The U.S. military will scale down the annual exercise over human rights concerns, but won’t cancel it.
By Prashanth Parameswaran
June 13, 2015
On June 12, media outlets reported that the United States had decided this week to go ahead with preparations for Cobra Gold 2016 — the Asia-Pacific’s largest annual multinational military exercise — despite lingering rights concerns.
According to the Associated Press, senior State Department official Scot Marciel told a congressional hearing on June 11 that the Obama administration would move forward with Cobra Gold 2016 but that the exercise would be scaled down again because of the political situation in Thailand, where a military junta continues to rule after seizing power in a coup last May.
The report publicly confirms what many had already expected. The decision is essentially the same as the one Washington made last October when it chose to go ahead with a scaled down version of Cobra Gold 2015. As I have written previously, this course allows the administration to signal its disapproval with the rights situation in post-coup Thailand while preserving an engagement that is a crucial part of not only the U.S.-Thai relationship, but U.S.-Asia policy as well (See: “US-Thailand Relations and Cobra Gold 2015”). Though Cobra Gold began as a bilateral drill between the United States and Thailand, it has grown to involve some 30 countries including Japan and China.
The administration appears to have made the call this year far earlier than it did in 2014. That will be a point not lost on those involved in planning the exercises, which takes longer than most appreciate. Last year, the administration deliberated for so long that some worried it may have been too late to even hold the exercise in February as scheduled even if a decision was eventually made to proceed.
Indecisiveness was already beginning to affect the necessary planning that would go into Cobra Gold 2016 this year. In April, the U.S. embassy in Bangkok confirmed that the Concept Development Working Group, the committee which plans the exercises, had delayed its initial planning meeting scheduled to take place from March 24-26 in Hawaii. At the time, embassy spokeswoman Melissa Sweeney had to clarify that while the meeting was delayed, no decision had been made about whether to hold the exercise or not. On the Thai side, officials were waiting for Washington to make up its mind but expecting preparations – including a summer meeting in Thailand – to be held as usual. Now that a decision has been made, such balancing acts will no longer be necessary.

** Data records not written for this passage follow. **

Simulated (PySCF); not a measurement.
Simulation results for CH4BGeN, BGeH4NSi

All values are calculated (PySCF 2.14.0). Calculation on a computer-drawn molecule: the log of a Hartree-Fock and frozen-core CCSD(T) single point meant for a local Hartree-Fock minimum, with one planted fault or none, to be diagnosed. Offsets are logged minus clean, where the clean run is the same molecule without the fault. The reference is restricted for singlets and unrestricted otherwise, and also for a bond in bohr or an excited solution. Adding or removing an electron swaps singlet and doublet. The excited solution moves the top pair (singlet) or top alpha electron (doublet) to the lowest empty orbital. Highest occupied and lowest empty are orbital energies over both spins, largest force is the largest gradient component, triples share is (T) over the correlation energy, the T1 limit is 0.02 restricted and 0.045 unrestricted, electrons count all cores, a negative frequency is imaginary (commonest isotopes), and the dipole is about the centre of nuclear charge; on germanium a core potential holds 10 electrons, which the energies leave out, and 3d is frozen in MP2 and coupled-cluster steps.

Important details, however, still remain undisclosed. Those familiar with the planning of such exercises know that ‘scaling down’ has to be translated into specifics – whether it is the number of U.S. troops participating or what the various components of the exercise will involve. For instance, last year’s ‘scaled down’ Cobra Gold meant that the number of U.S. troops was reduced to just 3,600 and a large-scale, live-fire exercise associated with amphibious landing was canceled. It is unclear whether the scaling down will play out in the same way and occur to the same degree for Cobra Gold 2016. Thailand’s reaction to this will also be interesting to watch. As I noted in a previous piece, the ruling junta struggled with how to explain the ‘scaling down’ last year since it got to the heart of the legitimacy of its rule.
Of course, much of this will be determined depending on the state of U.S.-Thai relations more generally. The run-up to last year’s Cobra Gold was especially messy because ties had deteriorated during the weeks leading up to it, with top U.S. envoy for East Asia Daniel Russel’s public rebuke of the ruling junta in a January 26 speech provoking a fierce backlash. Since then, both sides have tried to improve the relationship. Thailand charged its newly appointed ambassador Pisan Manawapat in February with quickly mending ties in Washington, while the Obama administration nominated a new U.S. ambassador to Thailand in April following a six month vacancy for the post (See: “US Nominates New Envoy to Thailand Amid Strained Ties”).
But ties will also be a function of how the situation evolves in Thailand. As it is, things aren’t looking all that good. Elections, which were supposed to be held late last year, have now been postponed again till at least September 2016 (See: “When Will Thailand Hold Its Election?”). Martial law has been lifted, but many of the security provisions included in the interim constitution contain similar restrictions on civil liberties. The environment in Thailand is far from one that would allow for the “inclusive political process” that U.S. officials continue to call for. And yet, things could also get much worse in the coming months, with discontent among rival political factions once again spilling into the streets and further setbacks to democracy.
In a prepared joint statement for the congressional hearing, Marciel and his two U.S. government colleagues expressed hope that Thailand would continue to be a crucial partner for the United States in Asia if it creates democratic institutions of governance and reconciles competing political factions. At least for now though, that remains a big if.